Brendan Rodgers stands before Anfield's next generation. They are the teenagers hoping to succeed Steven Gerrard and Jamie Carragher as the heart and soul of Liverpool Football Club. Maybe they are expecting a pat on the back, a congratulations or gentle massaging of the ego. Instead, Rodgers' message is forthright.
"You may think you play for Liverpool," he remarks. "Let me tell you now. You don't. Until you play regularly for the first team, you are not a Liverpool player and you should not say you are a Liverpool player. If anyone ever asks you, all you should say is one day you hope to play for Liverpool."
There is a brief hush around the Tom Saunders Lecture Theatre at the club's academy in Kirkby, long enough for that particular sentiment to register.
For the next 40 minutes, Rodgers spells out the particular demands and sacrifices required, as the manager puts it, "to do what it takes."
"Do you want to live the footballer's life or live the life of a footballer?" Rodgers asks, warning of the perils of pursuing sports cars and celebrity ahead of sporting excellence. This is an insight into football's greatest fear in the modern age, where adolescents become millionaires before they have played 30 games. The world at their feet at 17, washed up at 21.
Liverpool urgently need to reverse a worrying trend since their academy was built 14 years ago. For many Premier League clubs, discovering and nurturing local talent is an aspiration. At Anfield, it is an obligation.
Carragher retires this summer. Gerrard is 32 and asking himself how long he has left. Those two embody the current Liverpool. Someone has to redefine it when they are gone.
"It's important for identity and this club is about identity," Rodgers says. "All I want is good players, whether they are from Liverpool, Spain or Ireland, but I also inherently believe if you have someone from this area you will get that extra passion because this is their club. You want those from your own family with you.
"Carra and Stevie would have always got to where they are. You need good people to help you get there quicker, but it's always the player's responsibility. Everyone here needs to understand the dirty work to get there."
The senior coaches and players have spent the day coaching at the academy. It may seem nothing especially unusual, first-team staff taking time to underline the requirements to those coming through. In the turbulent recent history at Liverpool, it is unprecedented.
Luis Suarez and Gerrard are playing five-a-side with the eight-year-olds, the captain hosting a question-and-answer session of his own. Pepe Reina is trying to stop the ambitious U-12s beating him in a penalty shootout.
Every other first-team player is involved at some level on site, joining in the small-sided games with each of the 198 academy playing staff aged eight to 21, and embracing a mentoring programme Rodgers is pushing. "We've never done anything like this before," Carragher observes, his son among those enjoying the coaching sessions with Gerrard and Suarez.

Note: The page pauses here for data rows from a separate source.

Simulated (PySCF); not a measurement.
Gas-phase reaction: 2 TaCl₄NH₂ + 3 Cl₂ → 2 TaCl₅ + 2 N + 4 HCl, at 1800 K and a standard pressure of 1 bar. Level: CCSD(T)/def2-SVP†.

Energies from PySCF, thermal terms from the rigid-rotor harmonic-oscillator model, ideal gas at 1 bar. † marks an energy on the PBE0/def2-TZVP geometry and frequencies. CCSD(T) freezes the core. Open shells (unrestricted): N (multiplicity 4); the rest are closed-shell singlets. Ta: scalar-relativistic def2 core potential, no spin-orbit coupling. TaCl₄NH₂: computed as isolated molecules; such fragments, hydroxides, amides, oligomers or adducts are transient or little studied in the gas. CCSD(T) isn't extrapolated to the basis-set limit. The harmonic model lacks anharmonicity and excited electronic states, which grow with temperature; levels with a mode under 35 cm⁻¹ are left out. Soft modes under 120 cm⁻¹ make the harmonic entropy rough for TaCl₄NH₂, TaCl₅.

The manager also spoke to parents to offer a reminder that whatever issues they encounter as they seek the best for their son they should approach him or his staff. Such is the inclusiveness he is encouraging that he arranged for U-14 players to be ball boys in last week's Europa League tie with Zenit St Petersburg.
"We were meant to be in Dubai having a break this week," Rodgers says. "I cancelled it after we lost to Oldham and told the players we were coming here instead. I couldn't get it out of my mind, the idea of players walking around Dubai after we had gone out of the cup. I said 'no'. You have to earn those rewards. This is more important."
It was not so long ago different areas of this club were perceived as factions rather than departments. Liverpool's academy was the first purpose-built facility of its type in 1999, the aim then precisely as it is now: to maintain a conveyor belt that produced Robbie Fowler, Michael Owen, Steve McManaman and Carragher.
There has been an assortment of good professionals who have come through since, but nothing comparable to the 'centre of excellence' crop who pre-dated the move to Kirkby. Even Gerrard had barely spent time here before being summoned to Melwood.
It is a moment of symbolism when the academy director, Frank McParland, introduces Rodgers to his development squad as "the boss." During the Gerard Houllier era and most of Rafael Benitez's reign, there was only friction. They would go years without stepping into the place.
Those who worked under successive regimes not only see a different relationship, but a different club. "We are one club compared to what it was then," says McParland, who took on his role in 2009. "There are clear lines of communication. The relationship offers the players a pathway. It's the best time there has been in terms of that relationship."
This season, the edict was issued that from the U-9s up, the fluid, passing style and formation of the first team was to be replicated.
"When I came in I sold the owners that idea so that if it doesn't work out for me, at least you bring in a different manager who wants to play the same style and then it evolves," Rodgers says.
"I want to create a shortcut so that everyone who comes in immediately understands what is expected in terms of style of play. It saves time, money and effort. This is the first year of that and, naturally, there are growing pains.
"The alternative is, you have no plan. You start one way, that doesn't work, so you bring in another manager who wants it completely different. Half your squad plays one way, the other half another.
"All you get then is stockpiling of players. Then it's the club's fault if you're not successful, not the players.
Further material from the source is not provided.